My noble friend Lord Hunt referred to the very interesting debate that we had last week, and it would be wrong to repeat it all, but one thing that came out of that debate was the realisation that the pressures of migration are not going to reduce. We must be very careful that we do not slip into a kind of “finger in the dyke” syndrome while the dyke is crumbling. In a world in which we emphasise the importance of market, free movement of capital and goods and having international economic policies that facilitate that and strengthen those processes, there is a gigantic flaw in the market if there is not free movement of people. That will, of course, lead particularly to illegal migration—or so-called illegal migration. We have to be very careful about double standards in that regard. I apologise for referring to a point that I made last week, but we regard someone as a social hero in this country who goes off to find a job elsewhere if his community is faced with economic depression, but when in the international market someone does that, they are regarded as somehow a threat. We use disparaging language about them and call them “economic migrants”. It has become almost a term of disparagement. In fact, they may be heroes, if the international market was looked at in a different way.

That is not all. Climate change may make these pressures that we are looking at seem insignificant by comparison in not very many years’ time, because people will be forced to move in very large numbers. Are we preparing for that? Something that we should all take very seriously is that we cannot solve the issues of migration in the context of national policy alone. It is one area in which effective international policies are absolutely crucial. That starts with the European Union, but extends beyond it into the UN system and the wider international community.

I have one other thing to say about context—and I am glad that my noble friend Lord Hunt referred to it. We must realise that so often the most immediate pressures of migration fall on the communities least prepared for it, which are already struggling in terms of jobs, health and education provision, housing and the rest. If we want success in migration policy, we must look to that social and economic investment where the front line of the issue is really to be found.

I am afraid that there is a certain confusion coming from the Government and from different people within the Government. On the one hand, we are hearing that this will all add up to a way of controlling immigration numbers and, on the other hand, we are hearing that it is all about positive integration and making a success of integration. These two arguments are clearly not synonymous and it would be helpful if the Minister could give an authoritative view on how she sees it and what she believes it is all about in that context.
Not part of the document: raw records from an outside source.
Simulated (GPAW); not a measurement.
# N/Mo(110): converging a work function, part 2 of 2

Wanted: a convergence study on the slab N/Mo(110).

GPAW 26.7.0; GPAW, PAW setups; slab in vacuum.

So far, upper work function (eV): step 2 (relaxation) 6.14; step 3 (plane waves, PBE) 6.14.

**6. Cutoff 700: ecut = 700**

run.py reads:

Like other noble Lords, I am sure, I have received very interesting briefing. Some of it comes from an illuminating document from the Joint Council for the Welfare of Immigrants and the Immigration Law Practitioners’ Association. In many ways, the people working in the heat of the situation should have their views reflected in Hansard as they themselves have put them. I shall pick a couple of points from that brief because the people doing this work deserve honest and straightforward answers in the context of the kind of immigration debate that we are having today. The briefing points out that Adrian Blackledge, professor of bilingualism at Birmingham, has noted that,

“there is little evidence that testing English language learners is in itself an effective way to develop linguistic skills. The National Association for Teaching English and other Community Languages to Adults … argue that the UK is the best place for people to learn the English language”.